Just as there are life’s tongue-rollers and non-tongue-rollers, there are life’s scarf-tiers and non-scarf-tiers. Now, I can roll my tongue pretty darned well, though I say so myself. But I have never ever been able to wrap a scarf around my neck without appearing seriously intent on hanging myself, and I strongly suspect I never will. As a teenager I observed enviously as my fashionable friends entwined themselves swiftly and dexterously with all manner of neck attire, and emerged looking casual, suave, sophisticated and sexy. Meanwhile, six hours later, I could still be standing red-faced in front of the mirror, with an increasingly rag-like length of cotton, silk or whatever material, looking like an extra from the latest zombie movie.
Of course, my darling daughterly duo are acutely aware of their mother’s fashion infirmities. Very early they realised that if they wanted an example to follow of how to look good, it certainly wasn’t going to be coming from Yours Truly. Fortunately for them, Supergran fits the bill to perfection, being a dedicated follower of fashion. Just as her not-quite-fifty-year-old daughter (aka me) always manages to look a mess – without even trying, Supergran always succeeds in turning herself out to coordinated perfection. Better still (in her grand-daughters’ eyes), Supergran also adores shoes – pretty, delicate shoes…shoes with feathers and buckles and dainty little straps. Meanwhile, Yours Truly has an embarrassing (apparently) proclivity for plain, flat shoes, trainers and (my absolute favourite) trusty old wellington boots. In fact, I seriously reckon that the first 17 years of my life galloped by without me wearing anything other than wellies – I mean, I was a farmer’s daughter, after all.

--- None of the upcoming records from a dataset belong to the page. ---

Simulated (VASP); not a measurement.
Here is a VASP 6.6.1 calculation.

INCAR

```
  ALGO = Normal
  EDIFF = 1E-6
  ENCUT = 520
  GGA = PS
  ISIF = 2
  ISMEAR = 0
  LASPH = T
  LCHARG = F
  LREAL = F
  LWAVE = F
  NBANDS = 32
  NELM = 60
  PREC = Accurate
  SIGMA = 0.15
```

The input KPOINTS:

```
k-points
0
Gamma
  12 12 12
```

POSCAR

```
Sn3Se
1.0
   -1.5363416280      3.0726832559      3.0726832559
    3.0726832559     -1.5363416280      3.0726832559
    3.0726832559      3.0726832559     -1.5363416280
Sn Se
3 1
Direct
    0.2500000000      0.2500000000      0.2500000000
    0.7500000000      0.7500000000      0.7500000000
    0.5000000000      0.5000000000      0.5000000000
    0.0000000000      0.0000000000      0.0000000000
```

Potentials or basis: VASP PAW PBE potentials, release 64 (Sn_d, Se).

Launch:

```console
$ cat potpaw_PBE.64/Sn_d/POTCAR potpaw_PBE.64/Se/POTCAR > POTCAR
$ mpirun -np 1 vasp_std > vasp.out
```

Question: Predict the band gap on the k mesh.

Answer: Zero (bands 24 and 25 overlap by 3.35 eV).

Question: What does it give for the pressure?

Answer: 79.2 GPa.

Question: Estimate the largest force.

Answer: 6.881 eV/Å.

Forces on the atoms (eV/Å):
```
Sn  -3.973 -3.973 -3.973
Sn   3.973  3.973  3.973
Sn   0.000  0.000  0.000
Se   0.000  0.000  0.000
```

The love of things lovely (unless you consider “lovely” to be a sleek pair of Hunters – as the writer does) very definitely skipped a generation in our family, with the result that the girls coveted Supergran’s shoes, jewellery, smart scarves and jackets almost from the time they first realised that the most fashionable item likely to appear from their mother’s wardrobe was an ancient hockey skirt. So when it came to buying Daughter No. 1’s first ballgown, Yours Truly dutifully bailed out early on and delegated the task to Supergran instead. Now, much as she adores her grandmother, D. No. 1 was far from impressed by this dereliction of maternal duty. “Most mothers,” she wailed, “can’t wait to go shopping for their daughter’s first ballgown”. Not this one, I explained kindly but firmly, adding that in view of my inability even to sport a pair of matching socks most days (where do all the other ones go, by the way?), I felt seriously ill-equipped for the hugely responsible role of co-ballgown selector. And that’s even before we start on how much I loathe the very sight of the “Changing Room” sign in any shop. So disinterested in shopping for clothes am I, that I’d genuinely rather just don a hessian bag every morning (though on reflection, it might need lined so it didn’t itch too much). Hence, whilst ever-game Supergran and the disillusioned debutante strutted the streets of the Big Smoke à la recherche de the ballgown of D. No. 1’s dreams, Yours Truly was out in the garden hanging out the washing – possibly the only job involving clothes that I will ever feel remotely qualified to do.